Dr. Elizabeth Rule (citizen, Chickasaw Nation) is a writer, public scholar, and advocate for Indigenous communities. She holds a Social Practice Residency at the Kennedy Center and is an assistant professor of Critical Race, Gender, and Culture Studies at American University.

Rule’s time at the Kennedy Center is being dedicated to the development of an Indigenous feminist television screenplay, Moon Time.

Rule’s research on issues in her Native American community has been featured in the Washington Post, Matter of Fact with Soledad O’Brien, the Atlantic, Newsy, and NPR. She has two forthcoming monographs. The first, Indigenous DC: Native Peoples and the Nation’s Capital (under contract, Georgetown University Press), analyzes historical and contemporary sites of Indigenous importance in Washington, D.C. Rule’s second book project, Reproducing Resistance: Gendered Violence and Indigenous Nationhood, links Native women’s reproductive justice issues and the missing and murdered Indigenous women; this work received the Julien Mezey Award for best dissertation from the Association for the Study of Law, Culture, and the Humanities in 2020.
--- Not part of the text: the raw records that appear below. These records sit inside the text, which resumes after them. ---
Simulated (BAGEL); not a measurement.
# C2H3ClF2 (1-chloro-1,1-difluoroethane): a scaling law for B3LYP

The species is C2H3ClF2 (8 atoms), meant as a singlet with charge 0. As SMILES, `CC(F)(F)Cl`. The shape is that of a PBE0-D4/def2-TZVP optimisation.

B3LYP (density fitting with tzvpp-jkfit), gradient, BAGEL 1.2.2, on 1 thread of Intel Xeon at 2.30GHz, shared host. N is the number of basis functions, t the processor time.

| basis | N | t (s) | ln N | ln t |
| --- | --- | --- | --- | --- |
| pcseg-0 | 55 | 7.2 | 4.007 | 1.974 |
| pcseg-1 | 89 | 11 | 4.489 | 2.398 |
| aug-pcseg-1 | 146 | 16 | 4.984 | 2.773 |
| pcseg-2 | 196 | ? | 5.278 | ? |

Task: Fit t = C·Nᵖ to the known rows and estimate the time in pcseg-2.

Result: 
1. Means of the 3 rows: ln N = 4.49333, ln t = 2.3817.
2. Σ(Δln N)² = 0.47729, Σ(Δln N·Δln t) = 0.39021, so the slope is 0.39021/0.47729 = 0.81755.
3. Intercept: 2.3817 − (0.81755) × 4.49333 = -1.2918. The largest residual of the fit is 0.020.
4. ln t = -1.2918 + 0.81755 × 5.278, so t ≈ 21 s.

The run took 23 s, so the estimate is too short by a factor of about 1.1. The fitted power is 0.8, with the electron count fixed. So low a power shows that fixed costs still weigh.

Venues for her public talks have included the United Nations Association, United States State Department, multiple U.S. Embassies, the National Gallery of Art, and more. Rule is additionally the founder of the Guide to Indigenous Lands Project, which builds mobile applications and digital maps featuring Indigenous sites on the city, state, tribal, and national levels. In 2019, she launched the Guide to Indigenous DC to highlight Indigenous influences in the nation’s capital, which received media coverage on more than 30 outlets. Rule has since developed a Guide to Indigenous Baltimore and Guide to Indigenous Maryland.

Rule’s work has received support from MIT Solve, the Ford Foundation, the Center for Black, Brown, and Queer Studies, and more. In 2021, she was recognized as an AT&T Women’s History Month Honoree, was named among the National Center for American Indian Enterprise Development’s “40 Under 40,” and received the Library Company of Philadelphia’s Innovation Award. Rule previously served as the Director of George Washington University’s AT&T Center for Indigenous Politics and Policy: Washington, D.C.’s only university-based research center dedicated to Indigenous issues. She received her PhD and MA in American Studies from Brown University, and her BA from Yale University.